Prize-led fundraising has been a quiet individual giving fundraising hero for many charities over the past few years – and charity raffle is a big part of that story. Even though some organisations are seeing pressure on response or volumes, the picture from Woods Valldata’s 2026 prize-led fundraising benchmarking and trends webinar - now available on demand - is more positive (and more nuanced) than “raffle is dead”. When charities are willing to invest in raffle, the results can be significant.
From Woods Valldata’s prize-led universe and sector benchmarks:
Warm direct mail raffle response has remained relatively stable year-on-year, even as costs rise and the wider giving market tightens.

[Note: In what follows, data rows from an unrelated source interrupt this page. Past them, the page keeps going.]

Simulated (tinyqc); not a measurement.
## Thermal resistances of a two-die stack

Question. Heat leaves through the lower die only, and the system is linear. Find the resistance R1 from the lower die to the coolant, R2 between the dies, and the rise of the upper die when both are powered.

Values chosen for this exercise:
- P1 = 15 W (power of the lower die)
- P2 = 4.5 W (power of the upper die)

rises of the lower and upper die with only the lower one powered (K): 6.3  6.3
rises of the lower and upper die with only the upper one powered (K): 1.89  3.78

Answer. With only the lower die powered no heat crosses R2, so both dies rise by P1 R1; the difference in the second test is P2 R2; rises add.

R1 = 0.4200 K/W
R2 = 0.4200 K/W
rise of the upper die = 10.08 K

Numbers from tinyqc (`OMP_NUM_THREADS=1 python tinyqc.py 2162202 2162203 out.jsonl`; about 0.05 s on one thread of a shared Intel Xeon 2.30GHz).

Average total gifts (tickets + donations) are increasing, though not quite at the pace of inflation. That means value per responder is still moving in the right direction
Many charities have pulled back mailing volumes by 10–11% or more, driven by:
Tough ROI targets
Higher print and postage costs
Less cold DM acquisition
A shift towards email and digital
An increasing share of raffle responses now come in online, driven by email and supported by organic online activity such as websites and social media. Hybrid programmes (DM + digital) are now the new normal.
Put together, this isn’t a story of a product that’s failing. It’s a story of a product that still works, but raffle is being asked to do more with less. However, we can see that when charities invest in raffle, the results can be fantastic. The National Trust raffle, for example, relaunched in 2024 after a 30-month hiatus and generated a return on investment of 2:1.

Rather than quietly shrinking raffle programmes, there’s a strong case for leaning back in:
Profiling consistently shows that a raffle demographic skews towards:
Older supporters (Often 70+)
Loyal, responsive mail audiences
In other words, people who may not respond as well to purely digital or non-prize appeals – but who will reliably support you via raffle.
For many existing donors, raffle is:
A lower-bar way to give again
a more 'fun' experience
Something to share with friends and family
This makes raffle a great choice for cross-selling from cash and regular giving programmes or for reactivation programmes in other products such as a step down as for lapsed RG donors.
In an environment where general donations are under pressure (see CAF UK Giving reports: https://www.cafonline.org/about-us/publications), having a product that can achieve the following is strategically valuable because it:
Generates campaign-based cash
Engages a different supporter profile
The data from the webinar points towards several recommendations to build your raffle which complement the five we talked about previously in this blog:
If value isn’t keeping pace with inflation, prompts and suggested ticket bundles may need revisiting. Test:
Higher ticket bundles
Clear “good/better/best” options
Stronger framing of impact per ticket book bought
Chasing short-term ROI by mailing only the “top” segments risks shrinking your base too far. Consider:
Re-testing marginal segments
Using modelling to widen selections efficiently (Sequoia Insights can help with this)
Supplementing DM with email reminders to boost overall response
Email “boosters” before and near deadline
Create simple, mobile-friendly landing pages
Include integrated tracking so you can understand online vs offline play patterns
The webinar panel discussed this and concluded that the strongest results came when:
The cause was clearly front and centre
The prize and “it could be you” element added excitement and urgency
Winners and their stories were shared to make “winning” feel tangible
If you’re rethinking your raffle – or wondering whether now is the right time to invest more:
Raffle isn’t yesterday’s product. With smart targeting, testing and supporter-focused design, it can be one of the most resilient and diverse income streams in your mix.